With Kortex installed, you can export:
- Sources: individual files or full notebooks as PDF, Markdown, or ZIP
- Chat conversations: complete dialogue with citations preserved
- Artifacts: Briefing Docs, Study Guides, and FAQ documents generated inside NotebookLM
Each export keeps the original formatting and citation links. You can package a full research deck for a colleague, move a Briefing Doc into your note app, or archive a completed project in a few clicks.
One practical clarification: Kortex doesn’t add formatted bibliography output (APA, MLA, Chicago), since NotebookLM itself doesn’t generate structured citations. What it does preserve is the inline source trail NotebookLM includes in its responses, so the links back to original sources stay intact in your exported file.
If you’re setting up Kortex for the first time, the getting started guide covers how to configure export preferences on first install.
How does Kortex improve notebook organization?
Default NotebookLM stores everything in a flat list. Five notebooks is manageable. Twenty starts to slow you down. Fifty or more, and finding a specific notebook becomes its own task.
This connects directly to the silo problem. Because you can’t query across notebooks, the first step in any research session is identifying which notebook to open. Default NotebookLM gives you a name and a creation date. That’s the entire interface for navigation.
Kortex adds three organizational layers directly inside the NotebookLM interface:
- Collections: group notebooks into named folders by project, client, or topic
- Color-coded tags: apply labels like
#research,#client,#urgent, or#archiveand filter by them instantly - Smart Search: real-time search across all notebook titles, tags, and collections
Worth being clear about what this solves and what it doesn’t: Kortex’s Smart Search finds notebooks by title and tag. It doesn’t search the content inside notebooks or run AI queries across multiple notebooks at once. That cross-notebook AI limitation is architectural inside NotebookLM. What Kortex does solve is the navigation problem, getting to the right notebook in seconds rather than scrolling through a flat list of 40 entries.
For a practical naming and tagging system, the post on organizing 50+ NotebookLM notebooks covers a structured approach used by power users who manage large research libraries.

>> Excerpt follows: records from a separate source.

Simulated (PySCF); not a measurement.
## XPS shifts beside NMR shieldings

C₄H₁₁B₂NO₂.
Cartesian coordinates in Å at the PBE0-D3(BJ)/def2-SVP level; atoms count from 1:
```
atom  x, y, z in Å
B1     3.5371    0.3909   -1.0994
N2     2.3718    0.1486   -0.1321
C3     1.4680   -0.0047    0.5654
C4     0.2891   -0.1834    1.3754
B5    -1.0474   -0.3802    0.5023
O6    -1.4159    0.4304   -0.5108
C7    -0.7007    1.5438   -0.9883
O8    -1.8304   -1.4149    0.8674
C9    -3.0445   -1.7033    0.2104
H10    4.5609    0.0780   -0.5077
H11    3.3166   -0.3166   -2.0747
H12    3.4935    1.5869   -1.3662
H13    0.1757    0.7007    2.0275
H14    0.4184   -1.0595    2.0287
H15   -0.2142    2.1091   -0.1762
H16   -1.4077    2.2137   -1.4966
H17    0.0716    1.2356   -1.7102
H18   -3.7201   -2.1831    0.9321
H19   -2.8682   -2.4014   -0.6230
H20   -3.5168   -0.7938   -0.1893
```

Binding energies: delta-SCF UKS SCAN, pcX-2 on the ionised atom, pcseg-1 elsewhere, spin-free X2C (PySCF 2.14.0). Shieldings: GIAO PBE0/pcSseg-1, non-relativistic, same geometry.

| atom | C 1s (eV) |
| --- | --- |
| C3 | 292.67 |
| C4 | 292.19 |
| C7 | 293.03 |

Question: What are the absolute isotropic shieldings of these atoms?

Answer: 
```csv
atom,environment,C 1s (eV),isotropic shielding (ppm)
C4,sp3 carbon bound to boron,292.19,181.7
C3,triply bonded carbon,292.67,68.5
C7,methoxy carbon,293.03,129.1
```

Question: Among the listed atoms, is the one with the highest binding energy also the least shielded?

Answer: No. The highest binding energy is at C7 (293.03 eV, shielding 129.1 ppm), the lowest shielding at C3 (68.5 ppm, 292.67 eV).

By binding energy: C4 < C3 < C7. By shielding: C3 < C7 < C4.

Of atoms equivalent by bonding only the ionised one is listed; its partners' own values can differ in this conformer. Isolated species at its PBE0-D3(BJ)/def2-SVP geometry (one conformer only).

How does automation work in Kortex?
This is where Kortex separates from other NotebookLM add-ons. Rather than adding manual buttons, it lets you define rules that run on their own. The format is simple: when X happens, do Y.
Three rules that power users set up first:
- When a new notebook is created, run Auto-Researcher to generate a Briefing Doc automatically
- When a notebook is tagged
#podcast, add its Audio Overview to your personal RSS feed - When the tag
#urgentis added, also apply#priorityso it surfaces in filtered views
The value isn’t in any single rule. It’s in the compounding effect across a full workflow. A new source gets imported, a Briefing Doc generates, that doc gets filed into the right collection, and a collaborator gets notified. Steps that would normally take 10 to 15 minutes happen without any manual input.
You can chain rules together or keep them simple. The 10 Kortex automation workflows post has ready-to-copy setups for researchers, writers, and founders, including a full pipeline that goes from source import to exported artifact with no manual steps in between.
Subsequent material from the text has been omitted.